Sunday, May 3, 2015

First Principles Approach and The Tesla Power Wall (2015)

Elon Musk first caught my attention with his First Principles approach.

And today a friend sent me this video, saying ....relevant to you.

Here's the video and an earlier write up on the 'First Principles'. They're both very interesting, 




Before he was a world-changing entrepreneur, Elon Musk was on track to become a physicist - even starting an applied physics Ph.D. at Stanford University

But while he dropped out of the program after only a few days, the field left an impression on the billionaire-to-be. 

Perhaps most crucially, it trained him in "first principles thinking," a mode of inquiry that relentlessly pursues the foundations of a problem. 
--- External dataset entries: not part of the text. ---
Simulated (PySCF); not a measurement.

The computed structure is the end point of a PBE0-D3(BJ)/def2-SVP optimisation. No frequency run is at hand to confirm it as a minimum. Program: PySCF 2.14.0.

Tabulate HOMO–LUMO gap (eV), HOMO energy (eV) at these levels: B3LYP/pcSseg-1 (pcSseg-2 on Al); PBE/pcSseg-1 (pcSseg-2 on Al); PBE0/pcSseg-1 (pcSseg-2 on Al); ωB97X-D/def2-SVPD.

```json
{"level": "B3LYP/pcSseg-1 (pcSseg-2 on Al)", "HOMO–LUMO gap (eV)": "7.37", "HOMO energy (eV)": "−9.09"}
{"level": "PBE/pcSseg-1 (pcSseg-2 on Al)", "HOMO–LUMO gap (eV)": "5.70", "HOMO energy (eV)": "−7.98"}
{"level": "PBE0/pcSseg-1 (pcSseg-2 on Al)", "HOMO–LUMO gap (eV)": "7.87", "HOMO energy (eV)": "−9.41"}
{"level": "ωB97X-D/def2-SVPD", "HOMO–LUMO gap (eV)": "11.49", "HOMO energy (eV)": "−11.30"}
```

"I think it's important to reason from first principles rather than by analogy," Musk said in an interview with Kevin Rose

"The normal way we conduct our lives is we reason by analogy," he said. "[With analogy] we are doing this because it's like something else that was done, or it is like what other people are doing. [With first principles] you boil things down to the most fundamental truths ... and then reason up from there."

The first principles approach has deep roots.

Over 2,300 years ago, Aristotle said that a first principle is the "first basis from which a thing is known" and that pursuing first principles is the key to doing any sort of systemic inquiry - whether in philosophy, as he did, or in business, as Musk does.

While Musk admits that arguing from first principles "takes a lot more mental energy," you end up with novel, or even groundbreaking, results. 

The first principles method was crucial for the start of SpaceX. 

When Musk and his team were trying to estimate how much the first SpaceX rockets would cost, they could have just looked at the products on the market. But as the 99u blog points out, his team didn't settle for that analogy-based argument. Instead, they figured out what the necessary parts of a rocket are and then found out how much the raw materials of those parts would cost. 


So much for the conventional wisdom. 

In his interview with Rose, Musk provided another example

Someone could - and people do - say battery packs are really expensive and that's just the way they will always be because that's the way they have been in the past. They would say, "It's going to cost $600 / kilowatt-hour. It's not going to be much better than that in the future."

But first principles thinking will not heed the pundits' advice.

Instead, you start asking fundamental questions. Musk continues:

What are the material constituents of the batteries? What is the spot market value of the material constituents? It has carbon, nickel, aluminum, and some polymers for separation, and a steel can. Break that down on a materials basis, if we bought that on a London Metal Exchange, what would each of these things cost?

Oh jeez, it's $80 / kilowatt-hour. Clearly, you need to think of clever ways to take those materials and combine them into the shape of a battery cell, and you can have batteries that are much cheaper than anyone realizes.

The takeaway: With first principles thinking, you attack problems from a different angle, potentially making much better decisions

Guess I can't leave out Google when I'm talking first principle approach :)

It is also what Larry talks of in the book 'How Google Works'. A concept that gets thrown around Google is '"moon shot thinking'and he says....'It turns out most people haven't been educated in this kind of moon shot thinking. They tend to assume that things are impossible, rather than starting from real world physics and figuring out whats actually possible. It's why we've put so much energy into hiring independent thinkers at Google, and setting big goals. Because if you hire the right people, and have big enough dreams, you'll usually get there, and even if you fail, you'll probably learn something important'. 

And what's more, this, I think is what gets imbibed as attitude. I was talking to a friend the other day on hiring rates and attrition rates at Google; and she's like why would anyone quit the number one company in the world. And then I realized that the Google not just picks up risk takers, but also hones that very ability......to dream.... to get out of comfort zone..... to push those boundaries. Most people I know who've quit, have quit like that :)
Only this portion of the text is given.